Accidental complexity and closed source
All software construction involves essential tasks, the fashioning of the complex conceptual structures that compose the abstract software entity, and accidental tasks, the representation of these abstract entities in programming languages and the mapping of these onto machine languages within space and speed constraints. Most of the big past gains in software productivity have come from removing artificial barriers that have made the accidental tasks inordinately hard, such as severe hardware constraints, awkward programming languages, lack of machine time.
– No Silver Bullet — Essence and Accident in Software Engineering, Frederick P. Brooks, Jr
Accidental complexity is non-essential tasks, but other tasks we are forced to solve to start solving what we meant to do in the first place.
How much of what software engineers now do is still devoted to the accidental, as opposed to the essential? Unless it is more than 9/10 of all effort, shrinking all the accidental activities to zero time will not give an order of magnitude improvement. Therefore it appears that the time has come to address the essential parts of the software task, those concerned with fashioning abstract conceptual structures of great complexity. I suggest:
- Exploiting the mass market to avoid constructing what can be bought.
- Using rapid prototyping as part of a planned iteration in establishing software requirements.
- Growing software organically, adding more and more function to systems as they are run, used, and tested.
- Identifying and developing the great conceptual designers of the rising generation.
In 1987 Brooks considered that most of the accidental complexity was resolved and we need to address essential complexity. But is this the case now?

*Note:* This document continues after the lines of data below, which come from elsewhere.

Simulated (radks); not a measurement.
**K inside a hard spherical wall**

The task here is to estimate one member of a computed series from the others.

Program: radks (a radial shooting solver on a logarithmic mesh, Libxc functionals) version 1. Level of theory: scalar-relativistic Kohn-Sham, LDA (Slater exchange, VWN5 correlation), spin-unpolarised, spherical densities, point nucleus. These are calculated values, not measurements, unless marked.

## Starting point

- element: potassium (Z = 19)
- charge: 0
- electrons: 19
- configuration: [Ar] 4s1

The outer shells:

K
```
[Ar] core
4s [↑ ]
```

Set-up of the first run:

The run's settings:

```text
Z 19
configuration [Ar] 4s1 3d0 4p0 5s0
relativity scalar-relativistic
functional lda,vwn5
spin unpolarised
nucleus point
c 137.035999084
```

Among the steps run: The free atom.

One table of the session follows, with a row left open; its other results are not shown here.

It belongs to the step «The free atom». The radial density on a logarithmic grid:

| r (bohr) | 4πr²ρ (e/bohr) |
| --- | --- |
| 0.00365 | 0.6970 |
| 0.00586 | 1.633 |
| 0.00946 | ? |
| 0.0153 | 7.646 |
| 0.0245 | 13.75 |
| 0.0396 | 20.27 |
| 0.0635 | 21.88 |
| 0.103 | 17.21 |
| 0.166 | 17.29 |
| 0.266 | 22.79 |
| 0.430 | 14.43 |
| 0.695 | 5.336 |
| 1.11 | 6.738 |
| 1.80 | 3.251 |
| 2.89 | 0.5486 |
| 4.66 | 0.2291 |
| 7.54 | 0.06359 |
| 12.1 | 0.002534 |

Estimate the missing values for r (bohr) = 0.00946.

At the same time (in 1980) Hal Abelson and Gerald Jay Sussman started a course at MIT (6.001). Later, in 1985, based on this course they wrote a book - Structure and Interpretation of Computer Programs aka SICP aka wizard book.
In 1997 the course was discontinued and here is what Sussman said about it:
Sussman said that in the 80s and 90s, engineers built complex systems by combining simple and well-understood parts. The goal of SICP was to provide the abstraction language for reasoning about such systems. Today, this is no longer the case. — Why MIT stopped teaching SICP
So what happened in the period from 1980 to 1997 that changed the picture?
Sussman pointed out that engineers now routinely write code for complicated hardware that they don’t fully understand (and often can’t understand because of trade secrecy.) The same is true at the software level, since programming environments consist of gigantic libraries with enormous functionality. According to Sussman, his students spend most of their time reading manuals for these libraries to figure out how to stitch them together to get a job done. He said that programming today is “More like science. You grab this piece of library and you poke at it. You write programs that poke it and see what it does. And you say, ‘Can I tweak it to do the thing I want?'”. The “analysis-by-synthesis” view of SICP — where you build a larger system out of smaller, simple parts — became irrelevant. Nowadays, we do programming by poking.
I see two problems:
- we started to solve more complex problems that require more complex software and hardware (essential complexity)
- we need to work with software and hardware for which we don’t have source code, so we can rely on documentation (which can be incomplete and imprecise) or on reverse engineering closed systems, what Sussman called “poking”. (accidental complexity)
And I want to focus on the second part. We constantly have to deal with closed source systems today, even though we have more open-source software (and hardware) than they had in the 80s.
My story - AWS API Gateway
This is just a small story - to illustrate what I’m talking about.
Fast forward to the 2020s. Let’s say I need to implement an endpoint to download the CSV file. If I would use Rails for it, I can easily finish the task in half of a day.
I searched internet on how to stream CSV file, here are key points:
headers["Content-Disposition"] = "attachment; filename=...,
headers["X-Accel-Buffering"] = "no",
self.response_body = ...
find_each, which will perform queries to the database in batches
And the task is done. An endpoint can stream big CSV files. But…
I also need to deploy this endpoint behind AWS API Gateway:
- It means that I need to provide authorization with “Authenticating Requests (AWS Signature Version 4)”. Ok. But if I will provide Authorisation through header it means that I can’t use the link directly (
<a href="...">) I need to use JS to provide headers.
- Or maybe I can use query params? I found official documentation which says it is possible to pass params through query params, but this article is about S3 not about API Gateway
- It also means that I need to configure AWS API Gateway to pass through CSV response. Most of the documentation of Gateway talks about JSON (and XML). CSV never mentioned. Can I do it? I have no idea. The only documentation which seems to be related is this one. And it doesn’t explain much I need to experiment to see if it works.
AWS documentation is bad, but this is because documentations of any big system is bad. The problem here is that if it would be opensource I could at least read the source code.
Recently ElasticSearch changed its license in an attempt to pushback against AWS (read here).
In response, AWS decided to fork ElasticSearch. And the title of the article where they said it is “Stepping up for a truly open source Elasticsearch”.
AWS, while you at it, maybe you will opensource API Gateway as well? So I could read the source code instead of poking. So I could run it locally instead of waiting for deployments for 15 minutes.
This is just one story. I’m sure you have a lot of the same stories. Why do we do it to ourselves? Sigh.